9.1 Licensor Indemnity. Licensor will, at its expense, defend Buyer and its Affiliates and their respective officers, directors, employees, agents and representatives (collectively “Buyer Indemnified Parties”) from and against any and all claims, actions, proceedings and suits brought by a third party (including government investigations), (“Claims”) to the extent arising out of or alleging of any of the following: (a) infringement, misappropriation or violation of any Proprietary Rights by the Licensed Materials or Buyer’s use thereof as permitted under this Agreement; and (b) any unauthorized access, use or disclosure of Buyer Data resulting from breach of Licensor’s obligations under the Privacy and Security Terms or any violation by Licensor of Data Protection Laws. Licensor will pay all costs, damages and amounts finally awarded by a court or agreed upon in settlement (as set forth in Section 9.3 below) and any government fines and penalties assessed against or incurred by Buyer in any such Claims.
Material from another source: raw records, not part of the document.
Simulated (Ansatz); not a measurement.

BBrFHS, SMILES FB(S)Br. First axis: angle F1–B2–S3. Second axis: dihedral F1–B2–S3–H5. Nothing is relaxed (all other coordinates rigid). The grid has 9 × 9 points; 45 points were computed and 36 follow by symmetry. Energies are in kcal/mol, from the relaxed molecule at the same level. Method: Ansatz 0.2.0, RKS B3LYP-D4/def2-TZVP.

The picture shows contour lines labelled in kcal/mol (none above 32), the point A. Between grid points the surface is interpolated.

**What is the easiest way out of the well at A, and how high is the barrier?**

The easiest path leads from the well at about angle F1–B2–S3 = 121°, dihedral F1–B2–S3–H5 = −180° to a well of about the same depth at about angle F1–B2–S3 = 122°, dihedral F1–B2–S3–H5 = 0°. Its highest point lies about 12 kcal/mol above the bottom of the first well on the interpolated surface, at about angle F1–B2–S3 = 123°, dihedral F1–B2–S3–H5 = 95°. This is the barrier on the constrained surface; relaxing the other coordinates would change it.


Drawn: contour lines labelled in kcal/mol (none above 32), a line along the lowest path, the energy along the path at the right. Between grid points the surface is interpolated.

9.2 Buyer Indemnity. Buyer will, at its expense, defend Licensor and its Affiliates and their respective officers, directors, employees, agents and representatives (collectively “Licensor Indemnified Parties”) from and against any and all Claims to the extent arising out of or alleging of any of the following: (a) infringement, misappropriation or violation of any Proprietary Rights by the Buyer Materials or Buyer Data or Licensor’s use thereof as permitted under this Agreement; and (b) any unauthorized or unlawful receipt, processing, transmission or storage of Buyer Data by Licensor in the performance of its obligations as permitted under this Agreement resulting from breach of Buyer’s obligations under Section 7.2.2. Buyer will pay all costs, damages and amounts finally awarded by a court or agreed upon in settlement (as set forth in Section 9.3 below) and any government fines and penalties assessed against or incurred by Licensor in any such Claims. Notwithstanding any provisions herein, if Buyer is a government entity, this Section 9.2 will not apply except as permitted by applicable Law.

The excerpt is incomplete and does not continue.